Should I Rob My Emergency Fund to Buy a Bike? | YNAB

Should I Rob My Emergency Fund to Buy a Bike?

From November 1998 to October 1999, a mountain bike was my sole means of transportation. I was living in northern Virginia at the time, riding around in a white shirt and tie with a little black name tag. Unlike many other guys riding around in white shirts and ties with little black name tags, I enjoyed climbing up stairs and park benches while still mounted on the bike.

I loved this fit and happy time of life.

After eleven blissful months as a serious biker, I was forced back into a Ford Escort – where I promptly gained 20 pounds. On arriving home at the end of my time in Virginia, my older sister welcomed me with “Hi. You’re FAT.” We Butlers don’t mince words.

I think it’s time to get back in the proverbial – and literal – saddle. My younger brother and my dad bike commute religiously. They love it. The blogosphere seems to be talking a lot about the way of the bike, and I want in.

Because I haven’t explicitly budgeted for the purchase, I’ll have to rob my growing buffer or my emergency fund. (YNABers the world over gasp in horror: “No! How could you?!”)

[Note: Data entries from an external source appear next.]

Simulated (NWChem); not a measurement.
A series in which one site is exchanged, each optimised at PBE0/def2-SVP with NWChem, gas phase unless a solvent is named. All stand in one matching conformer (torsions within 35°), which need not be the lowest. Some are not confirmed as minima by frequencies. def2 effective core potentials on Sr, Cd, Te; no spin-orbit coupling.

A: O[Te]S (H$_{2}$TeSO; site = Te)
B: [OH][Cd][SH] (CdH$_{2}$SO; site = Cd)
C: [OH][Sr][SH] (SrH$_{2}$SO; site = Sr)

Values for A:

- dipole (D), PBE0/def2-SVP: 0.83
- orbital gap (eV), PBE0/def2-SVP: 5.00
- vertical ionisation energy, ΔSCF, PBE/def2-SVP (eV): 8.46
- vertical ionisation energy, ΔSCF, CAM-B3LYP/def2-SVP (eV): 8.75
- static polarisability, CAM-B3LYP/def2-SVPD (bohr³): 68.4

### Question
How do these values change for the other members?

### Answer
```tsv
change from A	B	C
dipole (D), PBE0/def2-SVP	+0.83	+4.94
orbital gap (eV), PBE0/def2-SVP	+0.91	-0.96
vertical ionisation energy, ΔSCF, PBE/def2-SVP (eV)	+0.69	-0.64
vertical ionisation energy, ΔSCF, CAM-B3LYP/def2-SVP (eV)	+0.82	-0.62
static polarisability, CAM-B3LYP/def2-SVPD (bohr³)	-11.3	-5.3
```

Calm down. I haven’t yet committed either of these Deadly Budgeting Sins. But there’s math here – math deserving due consideration.

I’ll break down the numbers. You weigh in on the purchase (please).

The Bike, The Helmet, The Upkeep

I haven’t shopped bikes yet, but I could do very well for about $500. I’ll need a helmet. Let’s call that $75. It seems fair to estimate another $100 of maintenance and accessories in the first year of ownership.

*Serious Bikers: please comment on my cost estimates.

$675 to start my new life as a bike commuter. After spending the $675, I’d still have a full three month emergency fund – just throwing that out there.

Increased Travel Time, Decreased Convenience

I’m estimating 45 to 48 minutes per day in the saddle, compared to 20 minutes per day in the car (five minutes from home to office, and I go home for lunch nearly every day). The bike adds 25 to 30 minutes to my daily travel time.

It also seriously limits my mobility from the office, making random errands during the work day impossible (or at least impractical).

On the Other Hand, the Bike is a Two-wheeled Cash Machine

Taylor (YNAB CTO) has a good friend Pete (your YNAB t-shirt is on its way, my man) who has tracked all auto-related expenses in his life for the last several years. Driving a 2005 Mazda 3, he calculates total operating cost per mile at $0.22.

*I have no idea how the IRS comes up with a number like 50 cents. Based on Pete’s data, the IRS number is outrageous.

The YNAB office is 2.5 miles from my house; I go home for lunch almost every day.

10 miles of driving x $0.22 = $2.20 per day

250 working days per year yields $550 in direct savings in the first year.

*You could argue I’ll drive less overall because the car won’t be available for this or that little trip from the office, which would bump up the bike-related savings. I’m sure it’s true, but I can’t quantify it.

Don’t Forget About the Shrinking Love Handles

A handy calculator estimates a 195 pound man will burn around 100 calories riding 12 minutes at 10 to 12 miles per hour. Two round-trips per day would earn me a 400 calorie burn. I plan to keep things calorie neutral by munching on bagels while riding. Just kidding, sweetie (my wife is, um, psyched about the 400 calories burned per day).

400 calories per day x 250 days per year = 100,000 calories burned. At 3,500 calories per pound of fat burned (by the way, is that a real thing?), I’d theoretically burn about 28.6 pounds of fat in the next year. That sounds pretty fantastic.

A bike-centric lifestyle would mean better health and less money spent on health care in the long run.

I’ll Also Be Happier, Less Stressed, and More Productive

As a bike commuter, I’d arrive at the office in the morning invigorated; I’d expect a corresponding bump in my output.

The ride home would be a good opportunity to detox from the work day, better preparing me for the daily post-work wrestling match with the kids.

The time outside would make me feel a little less terrible about spending my finite life staring at walls and computer screens (this really does give me serious angst).

The Bike Puts $750 per Year in My Pocket

All physical/mental/emotional benefits considered, I’m going to bump the value of the bike commute up to $3 per day, bringing the value of the bike to about $750 per year. Subtracting $100 for maintenance and accessories, the bike just about pays for itself in year one.

A full commitment to the bike commuting lifestyle would double the money, while leaving it in savings would generate $3.52 in interest (yes, I just made that number up on the spot).

The bike makes perfect financial sense: it doesn’t meaningfully affect the emergency fund, it pays a higher interest rate than the savings account, and it comes will big positive externalities (read: smaller love handles).

So I should go out and bike the bike tomorrow.

If…

IF…

I actually ride it.

So, what do you think? Should I take the money out of savings to buy the bike?